Frequently Asked Questions

Periodically I have the opportunity to speak to diverse groups of people and tell them of my experiences in outdoor environments in various parts of the world. These treks, described in the "My Stories" section of this website, typically involved extended periods of time in remote areas, sometimes in close contact with very different cultures. The reactions of the people who listen are fascinating because, since I am a neophyte, they are able to identify more closely with my experiences than they would if I had spent a lifetime building up to these trips. Here are some of the questions people ask me.

Please email me your own questions.

 

Q. What is the most significant place you have been?

A. NangPa La, the mountain pass which divides Tibet and Nepal. Merchants and smugglers, as well as travelers have used this ancient trade route for centuries. From the expedition camp, I watched small bands of Tibetans attempting to escape the Chinese rule via the pass. One May afternoon in 1997, an outdoor neophyte stood at the top of the pass, approximately 19,000 feet altitude, with one foot in Nepal and one foot in Tibet. For me, it was the culmination of all those armchair journeys I had made as a child…only this time, the sherpas and the Himalayas were real.

Q. What was your scariest moment?

A. In the last five years, since I bought my first pair of hiking boots, there have been so many scary moments; it's hard to say which ranks highest. When you put yourself into a setting, which is so far out of your comfort zone and experience, every creak in the night and slip along the way becomes an adrenaline rush. However, the single worst moment was probably in a boxed canyon at the base of Chillingi Pass which separates the Pamir and Karakoram Mountain Ranges in Pakistan. Fazil Karim, the heroic guide for each of my two treks into northern Pakistan came over to my tent after dusk. His voice sounded jazzed. "I have something great to show you." Unzipping the tent flap, he pointed excitedly to the mountain we would be climbing the next morning. "Look! The porters are carrying a load up Chillingi in preparation for tomorrow." I could see tiny pinpricks of light which were lanterns carried by the porters who were about one third of the way up the mountain. After trekking for over two weeks, the enormous scale of the mountains becomes somehow familiar. Seeing the porters as fixed pinpoints of light against the awesome task ahead of us, immediately terrified me. "I need you to get a helicopter and get me out of here, Fazil!" "Elizo, you know I can not do that…" There was no sleeping that night either for me or for Fazil Karim. Long before dawn, the wake-up call came, served with bed tea. It never ceases to amaze me that by putting one foot in front of another, we can actually get to the top of a mountain like Chillingi Pass. That day consisted of 14 ½ hours of hard work before we set up the next camp. The last portion of the mountain was so steep that ropes were used to pull both men and animals up to the top. Using his bull-like strength, Fazil Karim pulled me to the summit, I was not about to complain, as far as I was concerned, it was all downhill from there.

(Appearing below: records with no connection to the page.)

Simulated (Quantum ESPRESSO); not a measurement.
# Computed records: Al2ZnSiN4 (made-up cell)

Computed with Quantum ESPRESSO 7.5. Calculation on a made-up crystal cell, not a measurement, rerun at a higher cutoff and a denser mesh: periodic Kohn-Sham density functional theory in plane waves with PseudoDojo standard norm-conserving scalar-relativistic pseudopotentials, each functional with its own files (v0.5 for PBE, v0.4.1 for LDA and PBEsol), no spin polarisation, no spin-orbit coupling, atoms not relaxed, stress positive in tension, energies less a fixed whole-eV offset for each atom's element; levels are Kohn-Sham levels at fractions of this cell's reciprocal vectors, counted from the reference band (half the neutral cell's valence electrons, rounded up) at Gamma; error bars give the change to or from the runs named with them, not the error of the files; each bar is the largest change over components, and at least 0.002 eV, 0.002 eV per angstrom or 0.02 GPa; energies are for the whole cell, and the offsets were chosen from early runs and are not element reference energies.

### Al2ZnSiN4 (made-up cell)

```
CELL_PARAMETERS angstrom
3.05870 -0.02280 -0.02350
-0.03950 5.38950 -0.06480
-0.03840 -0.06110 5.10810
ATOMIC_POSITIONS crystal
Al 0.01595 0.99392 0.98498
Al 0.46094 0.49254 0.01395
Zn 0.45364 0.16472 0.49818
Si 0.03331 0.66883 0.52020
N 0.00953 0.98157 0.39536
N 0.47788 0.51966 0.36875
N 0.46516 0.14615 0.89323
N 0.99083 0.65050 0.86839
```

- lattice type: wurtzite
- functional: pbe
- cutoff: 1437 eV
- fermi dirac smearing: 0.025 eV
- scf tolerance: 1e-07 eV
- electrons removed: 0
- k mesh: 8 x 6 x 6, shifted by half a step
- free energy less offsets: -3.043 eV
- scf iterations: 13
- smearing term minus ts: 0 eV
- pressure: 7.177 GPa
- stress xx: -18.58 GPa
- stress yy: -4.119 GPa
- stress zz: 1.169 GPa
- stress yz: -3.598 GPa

Q. Did you ever want to say, "That's it! I'm going back and getting a hotel?" If so, what made you keep going?

A. Only about fifty times each trek! Hotels get farther and farther away every day of a trek…going back becomes less and less of an option. Then the halfway point arrives and you may as well go forward and finish. In the past five years, the places I've been don't have escape routes. Being rescued usually consists of being strapped onto the back of a yak or another pack animal and carried out for days. With the exception of Africa, I have been lucky to have had exceptional guides. A good guide can keep even the greenest of greenhorns moving forward. In Bhutan, this past year, Kinley the Bhutanese guide kept saying (sometimes under his breath) "Keep them moving forward, Keep them moving forward." It became a joke, but an inspired guide like a great teacher, makes all the difference. Curiosity, pride and the blessing of being a good sleeper have managed to regenerate my energy and commitment each day. While I've been plenty sick on treks, I've never had an injury.

Q. What has surprised you the most being in these remote areas?

A. The gentleness and kindness of the people living in such harsh and demanding environments. Also, the amount of dignity the people accord to even the most menial job. Everyone is part of the village, and it takes the entire village working together to survive. It is one thing to see pictures of faces in National Geographic, but it is another to be welcomed into their homes and sit among the people…to actually feel their lifestyle.

Q. When you are trekking, what do you miss most from your "civilized" life?

A. I have a friend who is retired from the Diplomatic Corps. She defines "civilized." Until I met her, I never knew anyone really wore driving gloves to drive a car…she does. We laugh when we discuss where we are headed and it is clear we could never travel together. I don't miss anything from my "civilized" life. Everything is so different trekking at high elevation in remote areas, that if a person started missing things, they would probably miss out on the experience of where and who and what they might be seeing. The focus shifts dramatically depending upon how invested you become in experiencing another place and culture. One of the things I do look forward to, however, at the end of every trek is the possibility of a good yak-burger! There're the best.

Q. Where are you going next and why?

A. I have a two-year plan starting in September 2001. The first part is to cross Turkey, climb Mount Nemrut and part of Mount Ararat. Turkey is the cradle of civilization, with incredible landscapes and remote villages. In 2002, the plan continues from the western edge of Turkey along the Silk Road across the "Stans" of the former USSR to Vladivostok on the Sea of Japan. 2002 will combine travel using jeeps, boats, camels, the trans-Siberian railroad as well as trekking on foot. The reason revolves around the nagging sense that both China and Russia are actively seeking to settle the nomads into established communities. The end of an era is fast approaching; I want to visit and photograph the nomads while they still retain their unique lifestyle.